At first, it seemed like Baby Daddy took the news okay. But after he spoke to his mom, it was clear he had a change of heart.
“When I first told him this he was not exactly happy about it but he wasn’t going to fight me,” the poster explained. “But of course he went to speak with his mother and suddenly! He HAS to have the last name and he HAS to be in the room. I understand that, yes this is his child also but he is the one who left.”
He’s been pretty persistent and won’t step down on the issue.
“He is now going on about how he is joining the military and our son needs to have his name so if he dies or if I take our son away from him our son will have a piece of his dad and he needs to be in the room,” she said, adding that he showed up at her house and yelled at her about this.
While the poster knows she’s right deep down, she can’t help but feel a little bad for the way she’s acting—but then she remembered something else:
“I get that he wants to be a dad but before anyone makes their final decisions I would also like to point out that he was all for an abortion before but when I said it didn’t feel right he was furious that I told my mom that he had originally wanted an abortion,” she said.
Even so, she’s still not sure how to feel. She asked the Reddit world: “Am I the a**hole?”
Turns out, readers are on her side, claiming her NOT the jerk in this situation. “The taking of your partners name thing is just anachronism. It’s not a rule. If he’s not willing to be a proper dad, I don’t see why you wouldn’t give the child your last name,” one person wrote. “And the labor room is 110% about your comfort. Of course he shouldn’t be allowed if you don’t want it.”

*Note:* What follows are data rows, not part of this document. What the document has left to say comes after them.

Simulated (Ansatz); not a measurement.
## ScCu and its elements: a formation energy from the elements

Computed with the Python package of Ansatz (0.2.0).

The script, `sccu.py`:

“Birth is NOT a spectator sport,” another reasoned. “He’s obviously not providing you with comfort or positivity. Stress can stall labor, which can then impact the baby causing thing a like low blood sugar.”
“He also sounds really immature and wishy washy,” another observed. “I highly doubt he would be a good support person.”
Case closed: NOT the jerk here. What do you think—how would you act if you were in this situation?